Shiite Popular Mobilization Forces have managed to liberate 46 villages west and south-west of Mosul as part of an operation to dislodge Daesh from the northern city, an official told dpa on Wednesday.
The forces liberated an area up to 590 square kilometres, destroyed 20 car bombs and killed dozens of Daesh militants while others ran away, Ahmmed Al-Asady, a parliamentarian and the official spokesman of the Shiite paramilitary group, added.
In another development, joint Iraqi army and police forces and other allied groups started an operation in the southern axis near Hammam al-Alil, 20 kilometres south of Mosul.

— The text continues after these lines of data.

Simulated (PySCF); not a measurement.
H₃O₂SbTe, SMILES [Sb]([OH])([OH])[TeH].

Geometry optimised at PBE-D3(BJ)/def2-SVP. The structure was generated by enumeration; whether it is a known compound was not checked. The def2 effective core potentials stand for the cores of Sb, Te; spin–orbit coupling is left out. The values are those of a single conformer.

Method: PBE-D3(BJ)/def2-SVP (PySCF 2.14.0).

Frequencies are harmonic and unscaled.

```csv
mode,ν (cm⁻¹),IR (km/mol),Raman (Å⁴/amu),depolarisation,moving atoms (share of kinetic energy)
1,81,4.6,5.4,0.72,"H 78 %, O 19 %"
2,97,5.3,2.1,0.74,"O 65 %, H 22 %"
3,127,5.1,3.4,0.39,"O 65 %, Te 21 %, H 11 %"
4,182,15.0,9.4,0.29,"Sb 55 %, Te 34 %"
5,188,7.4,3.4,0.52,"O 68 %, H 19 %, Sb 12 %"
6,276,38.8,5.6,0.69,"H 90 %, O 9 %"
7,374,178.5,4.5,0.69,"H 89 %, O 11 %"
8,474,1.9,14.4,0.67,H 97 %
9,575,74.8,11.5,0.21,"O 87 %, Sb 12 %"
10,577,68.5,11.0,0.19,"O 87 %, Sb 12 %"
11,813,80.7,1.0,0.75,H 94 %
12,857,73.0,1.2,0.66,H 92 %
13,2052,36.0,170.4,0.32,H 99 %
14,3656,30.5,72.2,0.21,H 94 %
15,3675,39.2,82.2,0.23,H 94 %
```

"After we liberate of Hammam al-Alil and the towns and villages linked to it, the forces will storm the districts south of Mosul then enter the city from the right bank to the west of the Tigris river,” Colonel Ahmmed al-Jabouri said.
On October 17, government forces, Kurdish troops and Sunni and Shiite fighters, backed by US-led airpower, started a long-awaited campaign to liberate Mosul, Iraq's second-largest city.
Mosul, which is located in Nineveh province, is the largest city controlled by the Sunni extremist group, with a population of more than 2 million before the conflict.
The battle is expected to be decisive in Iraq's fight against Daesh, which Prime Minister Haider al-Abadi has vowed will be driven out of the country this year.
Daesh overran Mosul in mid-2014 at the beginning of a lightning offensive that saw it seize swathes of Sunni Arab northern and western Iraq as Iraqi army and police units collapsed in the face of its onslaught.